This project was developed for the BigDataAndSocialNetworks course @UniversityOfTrento during my master degree in Computer Science.
The assignment required to implement a distributed parser of Wikipedia revision files and produce an evolving graph. The graph nodes are the article pages and the edges are the links between them, with the temporal information about how many references were present in the page at that time.
More specifically, the final graph structure should be as follows:
List of edges Article A:
[2001-12-12T06:32:58,2002-04-03T17:10:18] PageB 2
[2001-12-12T06:32:58,2002-04-03T17:16:35] PageC 3
[2001-12-12T06:32:58,2002-09-04T09:03:13] PageD 1
[2002-09-04T09:03:13,2003-06-05T17:27:30] PageE 1
[2002-04-03T17:16:35,2003-06-05T17:27:30] PageB 1
...
So every article has a reference to the pages it is linked to, and every link is valid in a temporal range with its reference count. As the page is revisioned, its link counts may change, as can be seen by the link to PageB.
Wikipedia offers free copies of all available content to interested users, which can be used for mirroring, personal use, offline use or database queries. The English Wikipedia dumps in SQL and XML can all be found [here] (dumps.wikimedia.org/enwiki/).
Under the latest/
folder can be found the latest dump of Wikipedia. Inside this folder the archives are organized as follows:
pages-articles.xml
: Contains the current version of all article pages, templates, and other pages. These dumps are recommended for republishing content.pages-meta-current.xml
: Contains current version of all pages, including discussion and user "home" pages.pages-meta-history.xml
: Contains complete text of every revision of every page. There are also stub dumps for each category that contain header information only for pages and revisions. For this project we will be using these files.
Dumps are compressed using bz2
format, which uses a block-oriented compression format. This is pretty useful for the dump process as the process can easily recover from failures and can check completion status just by looking at the end blocks of a file. The bz2
file format lents itself nicely to streaming jobs as it can be decompressed in blocks. We can exploit this features in our Hadoop input reader to stream in the compressed file without the need to decompress it first.
To have some perspective over the sheer size of the uncompressed data: the XML file containing current pages only was 53GiB, while the full 202 history dumps is about 10TiB.
For the purpose of this project we are interested in parsing the history dumps, which contain all the revisions of all articles in history. These file are named with the following pattern: enwiki-latest-pages-meta-history%d%d.xml-pxxxxxpxxxxx.bz2
The first number indicates the batch. There are currently 27 batches, and for each batch there are approximately 17 partitions each one of about 4GiB of compressed data, which can decompress even to 80-100 GiB.

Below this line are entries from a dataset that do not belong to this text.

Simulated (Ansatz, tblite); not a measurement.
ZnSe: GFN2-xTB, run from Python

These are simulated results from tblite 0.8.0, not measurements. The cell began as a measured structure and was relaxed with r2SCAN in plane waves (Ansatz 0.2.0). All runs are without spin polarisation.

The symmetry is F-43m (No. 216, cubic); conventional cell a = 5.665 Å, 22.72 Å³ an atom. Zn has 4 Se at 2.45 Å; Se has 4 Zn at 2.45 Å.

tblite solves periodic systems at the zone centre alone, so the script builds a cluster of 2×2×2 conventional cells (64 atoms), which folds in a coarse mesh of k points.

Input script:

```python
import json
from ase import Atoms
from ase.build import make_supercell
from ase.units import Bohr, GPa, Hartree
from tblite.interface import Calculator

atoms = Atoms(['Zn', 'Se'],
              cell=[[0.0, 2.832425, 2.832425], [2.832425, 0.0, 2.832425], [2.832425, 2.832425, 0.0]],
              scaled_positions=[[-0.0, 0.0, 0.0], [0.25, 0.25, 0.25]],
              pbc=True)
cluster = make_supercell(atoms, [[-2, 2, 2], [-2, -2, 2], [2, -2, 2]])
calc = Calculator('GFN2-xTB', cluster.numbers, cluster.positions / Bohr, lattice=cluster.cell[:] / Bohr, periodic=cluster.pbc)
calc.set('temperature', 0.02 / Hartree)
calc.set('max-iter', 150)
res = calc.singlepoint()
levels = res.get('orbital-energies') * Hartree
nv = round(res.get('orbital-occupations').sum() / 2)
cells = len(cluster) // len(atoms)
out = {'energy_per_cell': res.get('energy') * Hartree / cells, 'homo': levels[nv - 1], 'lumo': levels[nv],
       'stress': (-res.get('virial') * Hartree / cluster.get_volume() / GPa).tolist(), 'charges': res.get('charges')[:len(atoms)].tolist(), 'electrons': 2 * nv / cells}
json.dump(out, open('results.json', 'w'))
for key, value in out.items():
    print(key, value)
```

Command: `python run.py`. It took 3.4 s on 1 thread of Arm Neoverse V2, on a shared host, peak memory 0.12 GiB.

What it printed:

In order to parse and transform this huge data set, we make use of Hadoop and Spark distributed capabilities. First of all, we need some way to efficiently stream in an history revision file (preferably in compressed format) and serially parse it to produce on the fly small unit of computations - one revision - that can be passed to a map
job.
Hadoop InputFormat
is the component which manages how input files are read and split and defines a RecordReader
, which is responsible to read actual records from the file. For our purposes we extended these base classes in a custom WikipediaInputFormat
and WikipediaRecordReader
to efficiently parse the wikipedia file XML structure and give only relevant information to the mapper tasks.
The mapper job accessing the data through the WikipediaInputFormat will call the method nextKeyValue
implemented in the WikipediaInputFormat
class every time is has enough resources to process a new data pair.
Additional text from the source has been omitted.